Microsoft Sentinel - Incident, Detection, Response and Threat Hunting Workflow.

kkalvani
Nov 5, 2024
11 min read

INTRODUCTION

There are various SIEM tools used in the industries i.e., Splunk, QRadar, RaptorX, etc. In this article, we're going to talk about Microsoft Sentinel and what steps do cybersecurity professionals follow in the process of threat hunting. We are going to focus on the following Tabs in Sentinel: Data Connectors, Analytics, Hunting, Incidents, and Automation.

WHAT IS A SIEM? HOW DOES IT WORK?

First off, a SIEM (Security Information and Event Management) is a platform/solution that is deployed within your organization's infrastructure to collect all security data from various authorized devices such as employee PCs, routers, servers, domain controllers, etc., in the form of data logs. These logs are usually parsed for easy manual/automatic analysis. This data is then used by the IDR team to monitor and address potential security threats.

SIEM works by aggregating and analyzing all the activity (the logs) from those authorized devices in your organization which in turn helps the SIEM find trends and discover threats.

These threats, a.k.a "alerts" in the SIEM indicate a potential threat or suspicious activity based on certain predefined rules or patterns. If a rule matches an attack signature or identifies a malicious pattern in the logs, the alert is generated. Multiple related alerts can be grouped into an "incident", which enables teams to respond in a unified manner rather than dealing with each alert individually.

When an incident occurs, the manual or automatic response mechanism will trigger. Some SIEMs have an automated response process which is done by the SOAR (Security Orchestration, Automation, and Response). The SOAR tool enables playbooks or workflows to address/respond to incidents efficiently, reducing response time. A playbook is a set of actions specified (predefined) to be performed based on the type of incident found. One of the reasons we use this is so that we can respond to security threats with minimum human assistance using AI and ML integration to automate this process.

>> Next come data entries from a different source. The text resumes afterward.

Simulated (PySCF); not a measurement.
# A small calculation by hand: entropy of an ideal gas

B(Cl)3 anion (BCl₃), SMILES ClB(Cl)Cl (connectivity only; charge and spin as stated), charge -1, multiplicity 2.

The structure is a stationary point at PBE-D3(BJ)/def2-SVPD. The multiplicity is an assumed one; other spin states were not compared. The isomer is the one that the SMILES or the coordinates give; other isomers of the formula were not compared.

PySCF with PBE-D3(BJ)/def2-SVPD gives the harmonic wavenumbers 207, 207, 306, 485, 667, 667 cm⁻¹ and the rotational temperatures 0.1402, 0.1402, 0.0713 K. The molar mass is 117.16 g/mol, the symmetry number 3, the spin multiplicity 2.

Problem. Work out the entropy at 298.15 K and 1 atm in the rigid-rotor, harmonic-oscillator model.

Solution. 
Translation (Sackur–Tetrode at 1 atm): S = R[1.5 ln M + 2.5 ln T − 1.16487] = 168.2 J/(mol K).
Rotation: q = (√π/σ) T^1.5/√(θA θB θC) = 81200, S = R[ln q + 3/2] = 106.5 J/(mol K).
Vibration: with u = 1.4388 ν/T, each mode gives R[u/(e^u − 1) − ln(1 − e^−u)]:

The SOAR can be in a separate environment, or it can be integrated with the SIEM as one whole tool. That's what is different with Sentinel. It combines SIEM and SOAR capabilities within a cloud-native platform managed by Microsoft, providing both threat detection and automated response capabilities.

Fig.1. Microsoft Sentinel SIEM Environment

AN OVERVIEW OF A TYPICAL IT INFRASTRUCTURE WITH A CYBERSECURITY TEAM

In this diagram below, I have explained the entire workflow of how logs get collected and sent from an organization to their IDR Team's Azure Analytical Workspace and how those logs are accessed by Microsoft Sentinel for further threat hunting and management for the organization.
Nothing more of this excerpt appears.